Photo Credit: Jordan Strauss /AP
Writer and director Barry Jenkins has announced his next film project!
To follow-up his Oscar winning film, "Moonlight", Jenkins is now set to adapt James Baldwin's 1974 novel "If Beale Street Could Talk" for the screen. In the fiction book, Baldwin tells the story of a young Harlem couple named Fonny and Tish, whose love is tested when Fonny is set up by a racist police officer and falsely accused of raping a woman; Tish then tries to prove her fiancé's innocence while carrying their first child.
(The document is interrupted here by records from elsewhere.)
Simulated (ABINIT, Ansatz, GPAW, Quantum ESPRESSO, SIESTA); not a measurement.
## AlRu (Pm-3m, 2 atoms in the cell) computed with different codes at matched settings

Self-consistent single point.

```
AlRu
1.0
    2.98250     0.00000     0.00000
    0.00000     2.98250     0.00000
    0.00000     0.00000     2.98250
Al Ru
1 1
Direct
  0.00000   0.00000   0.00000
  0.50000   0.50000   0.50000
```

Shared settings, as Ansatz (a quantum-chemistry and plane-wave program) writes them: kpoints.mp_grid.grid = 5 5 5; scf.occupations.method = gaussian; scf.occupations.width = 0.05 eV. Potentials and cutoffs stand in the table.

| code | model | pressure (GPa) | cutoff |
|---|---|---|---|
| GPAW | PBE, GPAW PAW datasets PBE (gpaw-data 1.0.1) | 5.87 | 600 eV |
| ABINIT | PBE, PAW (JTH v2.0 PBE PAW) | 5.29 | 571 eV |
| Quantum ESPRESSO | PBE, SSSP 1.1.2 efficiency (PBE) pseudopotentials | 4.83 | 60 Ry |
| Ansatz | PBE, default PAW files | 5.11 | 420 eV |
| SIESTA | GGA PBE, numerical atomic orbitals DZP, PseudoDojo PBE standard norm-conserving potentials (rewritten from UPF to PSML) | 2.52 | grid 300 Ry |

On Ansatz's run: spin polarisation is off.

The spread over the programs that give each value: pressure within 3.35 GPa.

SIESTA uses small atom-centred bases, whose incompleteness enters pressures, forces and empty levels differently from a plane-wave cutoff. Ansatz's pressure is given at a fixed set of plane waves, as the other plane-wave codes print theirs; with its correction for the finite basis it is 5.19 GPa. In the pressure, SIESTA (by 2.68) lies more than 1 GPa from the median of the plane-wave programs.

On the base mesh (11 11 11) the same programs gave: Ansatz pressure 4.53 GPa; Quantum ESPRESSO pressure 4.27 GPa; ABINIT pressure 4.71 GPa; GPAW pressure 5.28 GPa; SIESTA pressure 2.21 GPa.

Jenkins, who wrote the screenplay during the same summer (in 2013) that he wrote "Moonlight", told Esquire earlier this year: "Beale Street I wrote in Berlin. Moonlight I wrote in Belgium. I wrote it without the rights because again, in some ways, it was a reaction to putting so much energy in the commercial company. No matter how much you convince yourself, that kind of work purely about making money. I said, 'Well, I'm going to just do exactly what I want to do. I love this book. I love this play. I'm going to write those things, and I'll... figure it out after. Yeah, I mean, here it is three years later. I still don't have the rights to the book, as I shouldn't. Mr. Baldwin's only been adapted once. This would only be the second time. It's a big deal. It's a big responsibility. But because of the success of Moonlight in the marketplace, the estate has seen the film. And I think in that film they can see my intentions with Beale Street, so it's on the horizon. I don't have the rights, but it's on the horizon'."
Talk about the power of words. Now, the project is really happening! Production is set to start in October.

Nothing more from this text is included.